Daybreak 2

Citizen Editorial: Green Diamond- Not Your Father’s Timber Company

Ah, Green Diamond, the very words conjure up a vision of unfettered access to thickly treed forests, abundant wildlife and graveled logging roads just begging to be hiked. But there’s another side to this bucolic setting, one of locked gates, costly permits and privileged entrance; and that is the road our largest tree farmer has chosen to travel.

On November 11, Green Diamond (AKA Simpson) rolled out a new, “Recreation Access Permit Program”. Starting January 1, hunters, hikers, horse riders and people in motorized vehicles will have to pony up between $75 and $250 for an annual permit that allows them access to 23,000 acres of Green Diamond land in the Cloquallum/Goldsborough area.

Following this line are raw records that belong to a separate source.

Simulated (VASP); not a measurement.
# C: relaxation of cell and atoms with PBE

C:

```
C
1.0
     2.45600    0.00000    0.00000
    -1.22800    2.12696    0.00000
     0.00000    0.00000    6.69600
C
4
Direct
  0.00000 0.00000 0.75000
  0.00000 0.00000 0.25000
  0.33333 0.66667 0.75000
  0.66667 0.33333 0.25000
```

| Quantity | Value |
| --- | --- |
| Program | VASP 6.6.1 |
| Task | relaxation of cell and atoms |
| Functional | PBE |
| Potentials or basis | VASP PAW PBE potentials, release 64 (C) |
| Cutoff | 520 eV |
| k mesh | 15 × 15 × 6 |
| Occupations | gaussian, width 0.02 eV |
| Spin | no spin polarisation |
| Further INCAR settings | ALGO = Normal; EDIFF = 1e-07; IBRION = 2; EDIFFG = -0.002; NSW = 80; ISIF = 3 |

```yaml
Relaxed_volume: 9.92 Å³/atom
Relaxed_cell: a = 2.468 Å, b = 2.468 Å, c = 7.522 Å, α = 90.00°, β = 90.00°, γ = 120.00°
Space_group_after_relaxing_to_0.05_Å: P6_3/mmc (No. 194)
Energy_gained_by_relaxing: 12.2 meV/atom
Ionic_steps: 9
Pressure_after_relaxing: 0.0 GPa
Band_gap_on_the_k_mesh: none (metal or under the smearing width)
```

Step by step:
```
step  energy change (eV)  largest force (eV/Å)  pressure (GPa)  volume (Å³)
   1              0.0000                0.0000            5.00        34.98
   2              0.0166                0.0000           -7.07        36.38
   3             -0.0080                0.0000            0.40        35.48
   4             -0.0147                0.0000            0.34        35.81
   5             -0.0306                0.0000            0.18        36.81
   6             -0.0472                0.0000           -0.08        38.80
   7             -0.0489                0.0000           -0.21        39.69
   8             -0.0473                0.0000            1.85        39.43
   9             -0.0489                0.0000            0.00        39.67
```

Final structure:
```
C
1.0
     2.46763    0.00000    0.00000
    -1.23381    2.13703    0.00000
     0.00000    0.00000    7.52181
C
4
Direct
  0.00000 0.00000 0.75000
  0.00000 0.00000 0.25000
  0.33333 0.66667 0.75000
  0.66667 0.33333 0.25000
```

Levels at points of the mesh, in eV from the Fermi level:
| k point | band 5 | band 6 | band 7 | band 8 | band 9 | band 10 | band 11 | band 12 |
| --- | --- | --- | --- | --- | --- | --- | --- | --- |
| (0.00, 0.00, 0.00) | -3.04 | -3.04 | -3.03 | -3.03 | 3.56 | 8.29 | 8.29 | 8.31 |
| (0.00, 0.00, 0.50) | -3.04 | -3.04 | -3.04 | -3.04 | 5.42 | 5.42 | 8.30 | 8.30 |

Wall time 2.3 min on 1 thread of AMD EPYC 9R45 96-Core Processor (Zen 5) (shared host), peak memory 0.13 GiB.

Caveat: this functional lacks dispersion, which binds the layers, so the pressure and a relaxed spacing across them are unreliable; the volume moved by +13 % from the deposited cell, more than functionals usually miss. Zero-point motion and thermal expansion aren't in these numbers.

And what amenities do these fees buy? According to Green Diamond’s press release, “A higher quality recreation experience for a smaller number of users.” Great, less access to recreational opportunities for people who can least afford it. What’s wrong with this picture?

It bears mentioning that Simpson/Green Diamond assets measure in the billions of dollars, including 187,000 acres of designated forest land in Mason County, 330,000 acres in Washington State and 400,000 acres in Northern California. Due to some very generous legislation, property taxes on timberlands in Washington are assessed at less than 10% of market value. As a result, taxes on Green Diamond lands account for less than $300,000 of the $73.5M in property taxes enjoyed by the rest of us.

So, how is it a company that owns nearly 20% of the land in Mason County and pays less than 4% of the property taxes thinks it’s okay to charge people to walk or ride on their property? The short answer is, because they can.

Not to stray too far off topic, but the sooner Mason County lets go of the old relationship it had with the Simpson Lumber Company the sooner it will wake up to the new relationship it has with Green Diamond. And rezoning, the selling of development rights, and now, requiring people to purchase permits to access their lands is only the beginning.

Let’s face it, this is not your father’s timber company.